Audio Transmission

Is it possible to do similar to what my last topic except with audio transmission. My idea is to do an analog read of the two audio channels current levels on one Arduino, then send it over maybe a serial cable, or a xbee to another arduino which will have 2 digital potentiometers or if possible, just use pwm to write to 2 wires running into a female audio jack. Will it work?

Is it possible to do similar to what my last topic

What is that then, your last post was Using Arduino / Project Guidance / Tinybasic as used in ben heck? Please provide a link or say what want to do.

My idea is to do an analog read of the two audio channels current levels on one Arduino, then send it over maybe a serial cable, or a xbee to another arduino which will have

Why use two arduinos? Using the current level to control the volume of what? It seems like an odd thing to want to do. Is the idea to make the volume level constant and remove all the dynamic range from a sound?

i was talking about my post about wireless usb transmission. the point is simply to transmit the audio long range

the point is simply to transmit the audio long range

But you said

My idea is to do an analog read of the two audio channels current levels on one Arduino

There is a world of difference between reading an audio level and reading an audio signal.

I can’t see where the arduino comes in. It is not capable of a very high sample rate especially for two channels.
Have you checked the data rate of the Xbee it is not suited for sending audio data.
The problem with serial data apart from the data rate is that you have to send one sample then the other, how are you going to know which is which at the other end.

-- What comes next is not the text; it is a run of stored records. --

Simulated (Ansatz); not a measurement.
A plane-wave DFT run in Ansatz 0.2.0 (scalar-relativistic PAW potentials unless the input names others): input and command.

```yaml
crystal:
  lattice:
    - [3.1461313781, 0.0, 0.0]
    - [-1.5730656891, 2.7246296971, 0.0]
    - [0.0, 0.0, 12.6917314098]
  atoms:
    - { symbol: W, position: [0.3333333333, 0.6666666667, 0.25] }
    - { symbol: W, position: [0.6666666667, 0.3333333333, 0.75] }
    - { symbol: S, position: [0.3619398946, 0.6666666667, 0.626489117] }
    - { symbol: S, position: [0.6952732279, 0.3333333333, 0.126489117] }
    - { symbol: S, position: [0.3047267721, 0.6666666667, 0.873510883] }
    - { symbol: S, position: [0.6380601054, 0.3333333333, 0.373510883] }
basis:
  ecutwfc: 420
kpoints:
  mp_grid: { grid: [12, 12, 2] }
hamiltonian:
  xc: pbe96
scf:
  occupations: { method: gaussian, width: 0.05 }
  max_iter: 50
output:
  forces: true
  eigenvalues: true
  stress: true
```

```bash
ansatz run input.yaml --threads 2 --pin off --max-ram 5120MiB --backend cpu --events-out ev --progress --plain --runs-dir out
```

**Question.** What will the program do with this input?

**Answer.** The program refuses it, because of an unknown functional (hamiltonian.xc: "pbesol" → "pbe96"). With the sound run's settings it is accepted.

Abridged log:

If you want to play around with digitizing audio, I’d start with one Arduino 1st. If you can get that to work with quality that’s acceptable to you, you should be able to transmit the digitized audio to another Arduno.

The biggest problem I see is that you need to sample the analog input continuously (actually at regular short intervals). The timing (sample rate) is very critical. When your sketch needs to do anything else, like transmit the digital data, you’ll have to pause reading of the audio input, or you’l have to do it between sample-reads. (Computers read audio data at a smooth constant-rate into a buffer, which is part of the soundcard/soundchip. Then, the buffer is read in a quick-burst when the CPU can get-around to it.)